Winterborne Poor Lot Barrows
Winterborne Poor Lot Barrows

A large cluster of 44 Bronze Age burial mounds is spread out on either side of the A35 a mile west of Winterbourne Abbas. The site is so large that the grouping of barrows has been described as a Bronze Age cemetery. What is fascinating about the site is that so many different types of barrows are clustered so close together. Here you will find disc barrows, bell barrows, bowl barrows, pond barrows, and the remains of what may be a hut circle.
Most the remains are on a terrace close to the valley bottom, which in itself is fairly unusual. The mounds are primarily built of flint, chalk, and earth. Each barrow is surrounded by a ditch. The largest barrow is 35 metres diameter and up to 2.5 metres in height. Many of the barrows have suffered damage from ploughing and are difficult to identify.

Visiting

This is a fascinating ancient site to explore, but it is also extremely frustrating. If you know where to look you can see the barrows on the north side of the A35, but there is no signpost and no parking area. Worse than that, there is no obvious way to reach the largest cluster of barrows.

I followed the instructions on the English Heritage website and turned north off the A35 onto the minor road leading to Valence, one mile west of Winterbourne Abbas. There is a small layby on the west side of the lane about 50 yards from the junction, with space for 2-3 vehicles. Again, no signs or information about the barrows.

From the layby I walked back to the junction. I could clearly see several large barrows outlined against the crest of the low hill opposite. The A35 can be extremely busy here so it took me a couple of minutes to safely cross. Then I had to walk back east along the roadside, in the direction of Winterbourne Abbas, bushwacking my way through a tangle of nettles, brambles, and high grass, while traffic whizzed by a few feet away. It was not relaxing! There certainly was no trail, and it wouldn't surprise me to learn I was the first person in months to try to access the barrows.

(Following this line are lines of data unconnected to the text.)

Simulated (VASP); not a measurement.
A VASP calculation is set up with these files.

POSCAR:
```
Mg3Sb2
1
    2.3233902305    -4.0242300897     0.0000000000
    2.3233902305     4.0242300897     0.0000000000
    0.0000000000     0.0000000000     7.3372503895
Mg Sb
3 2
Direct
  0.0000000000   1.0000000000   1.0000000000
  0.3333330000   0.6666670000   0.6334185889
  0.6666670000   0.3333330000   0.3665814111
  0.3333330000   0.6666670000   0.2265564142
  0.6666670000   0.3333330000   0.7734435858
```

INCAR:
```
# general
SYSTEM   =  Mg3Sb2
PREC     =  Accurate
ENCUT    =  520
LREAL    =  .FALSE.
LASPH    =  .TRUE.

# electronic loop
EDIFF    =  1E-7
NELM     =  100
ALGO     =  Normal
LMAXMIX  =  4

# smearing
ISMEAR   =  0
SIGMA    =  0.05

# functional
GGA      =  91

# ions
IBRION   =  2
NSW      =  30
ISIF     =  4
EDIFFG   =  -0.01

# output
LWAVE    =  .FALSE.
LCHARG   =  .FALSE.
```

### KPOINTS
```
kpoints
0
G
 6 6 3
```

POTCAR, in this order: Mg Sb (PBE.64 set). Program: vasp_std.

I reached the driveway to Wellbottom Lodge after 5 nerve-racking minutes and looked for signs to the barrows. All I saw was a gate, with a sign warning of dogs at large. Several dogs saw me and raised a riotous welcome. I decided I hadn't come all that way to back out now, though it certainly felt like I was trespassing. I went through the gate and saw another gate, this time with a very small English Heritage sign and arrow towards the barrows. Through the gate, leaving the furiously barking dogs behind, I found myself in an overgrown field, with no obvious track to follow. I walked west through the field and found myself at the eastern edge of the barrow cemetery, where sheep grazed amid the burial mounds.

Again there were no information panels to explain the site and its layout. It was, however, very easy to see the major barrows. In fact, the more I looked the more burial mounds of different shapes and sizes I saw. That's the real appeal of the Poor Lot site; the scale and sheer variety of the burial mounds. If only access was easier this would be a delightful site to explore.